Written by Todd Veney/Pro Sportsman Association

Gord Gingles was as surprised as anyone when he came out of nowhere to win the Central Region championship this year. “It’s still hard to believe we finished on top,” said Gingles, an unknown from Winnipeg, Man., who had run just a handful of races in Top Alcohol Dragster before 2012.

Randy Meyer was supposed to win. “He had the better car at so many races,” Gingles said.

“That car went A to B all the time,” Meyer said of Gingles’ ride, “The Bull” A/Fuel Dragster owned and tuned by Clif Bakx. “I didn’t really know those guys, didn’t even know what the driver looked like, but you really have to hand it to them. They did a good job this year.”

“Last year, we were in training, just learning the car and procedures. Even qualifying was amazing,” Gingles said, though he had no trouble winning rounds, even in the beginning, going to the semifinals at the very first race he entered, the 2011 Division 4 meet at Dallas, and at his other two divisionals last year, Topeka and Earlville. “This year, we wanted to take a run at the top three or four in the region.”

He ended up number 1. Running no national events and focusing entirely on the new Lucas Oil regional series, the Canadian team, led by Bakx, crisscrossed the continent on a grueling schedule. Average trip: about 1,000 miles each way.

Gingles put up an 8-5 win-loss mark for the year, flying under the radar until a clutch semifinal win over Meyer at the penultimate race of the season, in Earlville, put him in command for good. Gingles then won the Earlville final over former national event champ Chase Copeland and essentially claimed the championship right there because both he and Meyer bowed out early at their only remaining regional, in Noble, Okla.

Gingles, a 53-year-old former drag bike racer, came to Top Alcohol racing just last year after a single season in Top Dragster. He began his racing career 24 years ago, competing on snowmobiles on ice, and took to the quarter-mile in 2000 with a street bike, followed by a nine-second bike, a Super Comp dragster in 2006 and the Top Dragster in 2010.

After advancing to the semifinals in all three of his divisional starts in 2011, Gingles made it a perfect five for five starting this year at tracks thousands of miles apart – rain-soaked Lucas Oil Raceway in Indianapolis in April and Mission Raceway Park in Mission, B.C., in May. After suffering the first first-round loss of his alcohol career, to James Thompson at Tulsa, Gingles went all the way at Cordova, running 5.30s in every round after qualifying No. 2 and eventually stopping Dennis Drath in the under-the-lights final. From there, it was all or nothing – first round at Topeka, winner at Earlville, first round at Noble – but his two wins and the back-to-back semifinal appearances to open the year added up to 288 points, enough to hold off Meyer by 31.

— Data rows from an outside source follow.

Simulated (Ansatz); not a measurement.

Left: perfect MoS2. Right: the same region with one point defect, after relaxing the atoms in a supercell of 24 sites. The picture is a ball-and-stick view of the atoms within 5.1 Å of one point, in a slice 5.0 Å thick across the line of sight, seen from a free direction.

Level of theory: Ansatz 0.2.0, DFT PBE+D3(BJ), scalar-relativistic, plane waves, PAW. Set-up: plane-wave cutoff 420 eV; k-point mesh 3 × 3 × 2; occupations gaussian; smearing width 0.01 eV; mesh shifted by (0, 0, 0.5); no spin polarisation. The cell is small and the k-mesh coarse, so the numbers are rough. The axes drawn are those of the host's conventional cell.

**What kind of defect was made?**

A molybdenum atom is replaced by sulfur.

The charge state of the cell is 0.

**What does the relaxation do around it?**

Meyer, a former AHRA world champion driver and NHRA world champ tuner, had six runner-ups this year, including regional events, national events, and the Jegs Allstars race. He reached at least the semifinals in six of his seven regional starts. Mark Taliaferro won the first race of the regional era at Gainesville in February and finished third in the region despite running just three events. He was runner-up at one of the other two, last month in Noble, Okla. Copeland finished fourth, and Denver runner-up Edwin Schmeeckle was fifth.

We never really dwelled on the thought of possibly winning the championship,” said Gingles, who credited veterans Les Davenport, Larry Miersch, Ken Murray, and Doug Doucette for the team’s overnight rise from beginners to regional champions. “When Clif took on this project, he was driven to learn as much as he could, and this year has been an amazing ride. Doing what he did without 10 or 20 years’ experience was remarkable.”